Both GRC and Asperitas exclusively work with superior synthetic immersion fluids which are well developed by reputable partners and fully tested and optimized for Immersion Cooling.

There are primarily two kinds of coolants used for Immersion Cooling: Fluorocarbon-based coolants which are typically used for two-phase applications, and Hydrocarbon-based fluids which are solely used for single-phase Immersion Cooling. 

Fluorocarbon-based coolants may be used in single-phase applications, but typically offer little benefit at a significantly higher cost and added complexity.

One of the advantages of using single-phase Immersion Cooling technology is that the fluids being used are not influencing the business case strongly, while, at the same time, offering the most reliable environment for electronic components.

Unlike fluorocarbon fluids, the hydrocarbon fluids used by GRC and Asperitas do not evaporate under normal operating conditions and do not need to be replaced through the life of the datacenter (15+ years). Regular lab tests are performed on the coolants to test for any variance in critical properties over time. Commercial deployments dating back to as early as 2010 have been running efficiently and reliably, with no degradation in the coolant’s performance.

The fluids used by Asperitas and GRC have a very low flammability rate and do not readily ignite. The US National Fire Prevention Association (NFPA) 704 diamond rates such coolants as 0-1-0 substances. This means that it poses no health hazard, has a high flash point, and is stable even under fire exposure conditions.

While optical networking is possible with immersion, it does require some specialized components to work reliably. Some immersion enthusiasts and newer providers claim that you can use any standard fiber optic cable/connector in an immersion environment. However, we have found that to not be factual and/or a reliable way to deal with fiber optics in immersion.
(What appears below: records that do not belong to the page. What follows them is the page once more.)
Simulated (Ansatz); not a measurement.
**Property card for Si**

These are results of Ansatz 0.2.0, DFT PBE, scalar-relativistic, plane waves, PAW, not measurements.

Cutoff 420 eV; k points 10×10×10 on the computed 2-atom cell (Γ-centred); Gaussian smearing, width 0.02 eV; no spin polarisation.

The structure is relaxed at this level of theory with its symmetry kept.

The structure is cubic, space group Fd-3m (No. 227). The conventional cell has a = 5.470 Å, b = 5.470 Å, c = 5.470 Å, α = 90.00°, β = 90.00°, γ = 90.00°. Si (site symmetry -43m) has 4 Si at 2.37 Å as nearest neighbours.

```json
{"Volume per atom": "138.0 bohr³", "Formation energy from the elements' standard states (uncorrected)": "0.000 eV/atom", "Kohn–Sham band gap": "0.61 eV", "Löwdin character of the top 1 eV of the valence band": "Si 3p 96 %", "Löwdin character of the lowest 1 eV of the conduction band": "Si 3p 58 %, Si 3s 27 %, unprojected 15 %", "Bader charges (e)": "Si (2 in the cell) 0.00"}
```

Optical networking is based on the refraction of light through mediums of varying refractive indices (air, fiber cables, connectors, etc.) when a liquid fills a space that was designed to be an air gap, it changes the refractive index and can cause signal loss. In a static environment this could be resolved by optimizing the refractive index of the liquid. In a dynamic environment, however, such as an Immersion Cooling rack, the flow of the liquid, the variation in its density (due to temperature variation) that causes a change in the refractive index of the coolant, and the possibility of bubbles getting trapped in the miniscule gaps can all cause issues with signal reliability.

In addition, materials used in the optical transceivers may not be suitable for operation in immersion fluids. This may result in discoloration, which in turn has an effect on the light signal which travels through these materials.

Hence, both GRC and Asperitas recommend using specialized optical cables and connectors that deliver a much more reliable connection and signal stability.

From a user perspective you are making a tremendous investment in IT hardware, which should be taken seriously and treated with care. Standard hardware that was originally designed for air cooling can be optimized for immersion. This consists of removing components such as fans that have no use in immersion, and replacing materials such as thermal paste with materials that have better performance and longevity in fluids. Both GRC and Asperitas are working closely with leading OEMs to provide immersion ready servers that may be optimized for immersion or specifically designed to exploit the higher thermal capacity and improved reliability offered by immersion.

No. Standard components – from motherboards, PSUs, memory, storage and CPUs to GPUs can be used. Saying this, GRC and Asperitas use various optimized components to increase lifespan and performance.

Yes, you can. Both GRC and Asperitas have a track record in delivery a range of systems including all components.

Several OEMs offer standard warranty and both GRC and Asperitas are working closely with system integrators and OEMs to offer you warranty models meeting your expectations.

Yes, you can. Components can be replaced, and GRC and Asperitas are offering different approaches to do so. The horizontal, open rack design allows easy access to each immersed server individually.

Yes, you can. Generally though, Immersion Cooling requires a water circuit running to the systems, which may be more than what you are used to.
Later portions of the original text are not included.